What should we do about identifying PDF/UA?

David Clipsham

unread,

Mar 26, 2024, 7:17:04 AM3/26/24

to PRONOM

In line with the shift towards more accessible services I'm hearing of pushes towards adoption of PDF/UA (Universal Accessibility), but PRONOM currently doesn't identify them.

Identification is easy enough - e.g. for PDF/UA-1 we want to find a <pdfuaid:part> tag with a value of '1'

However, a file can be both, neither, or one of PDF/UA file and PDF/A, which complicates priority somewhat.

In the past a general aim for PRONOM has been to avoid known clashes so that each identification event gets a single outcome, which is managed through setting priorities where appropriate. For example in a typical case the more specific PDF/UA would get priority over the less specific PDF 1.4.

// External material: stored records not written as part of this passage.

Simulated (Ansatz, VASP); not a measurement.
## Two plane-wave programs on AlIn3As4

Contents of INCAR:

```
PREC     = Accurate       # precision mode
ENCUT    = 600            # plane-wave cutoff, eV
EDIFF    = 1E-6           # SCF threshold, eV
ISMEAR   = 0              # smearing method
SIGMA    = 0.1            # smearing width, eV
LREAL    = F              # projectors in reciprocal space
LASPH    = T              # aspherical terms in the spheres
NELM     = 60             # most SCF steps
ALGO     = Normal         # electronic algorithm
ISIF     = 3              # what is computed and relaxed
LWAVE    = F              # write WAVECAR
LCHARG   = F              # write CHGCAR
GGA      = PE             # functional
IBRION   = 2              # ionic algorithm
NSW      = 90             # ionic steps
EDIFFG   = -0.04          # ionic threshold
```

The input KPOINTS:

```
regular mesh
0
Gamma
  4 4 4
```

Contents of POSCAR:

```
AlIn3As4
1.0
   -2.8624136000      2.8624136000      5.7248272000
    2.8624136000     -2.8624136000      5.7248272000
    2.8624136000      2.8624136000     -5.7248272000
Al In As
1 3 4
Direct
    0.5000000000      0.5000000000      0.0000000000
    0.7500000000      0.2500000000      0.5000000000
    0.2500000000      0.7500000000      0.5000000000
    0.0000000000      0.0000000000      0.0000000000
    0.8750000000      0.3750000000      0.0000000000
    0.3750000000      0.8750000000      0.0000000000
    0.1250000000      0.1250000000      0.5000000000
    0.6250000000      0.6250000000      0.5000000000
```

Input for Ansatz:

However it will be of value to know if a file is both, for example, PDF/A-2u and PDF/UA-1

So do we:

a) create a new PDF/UA-1 entry (with priority over PDF 1.x) and accept that sometimes we might find files that identify as both as this and some PDF/A variant

b) create a PDF/UA-1 entry, and further entries named something like 'PDF/A-2u with PDF/UA-1 compliance'. In this case I believe we'd need entries for each of the 8 PDF/A- 1-3 variants, and these would need priority over those plus the various PDF 1.x entries.

It all gets very tangled.

Obviously here I've focused on PDF/UA-1, but I'm aware that PDF/UA-2 has just recently been published (https://www.iso.org/standard/82278.html)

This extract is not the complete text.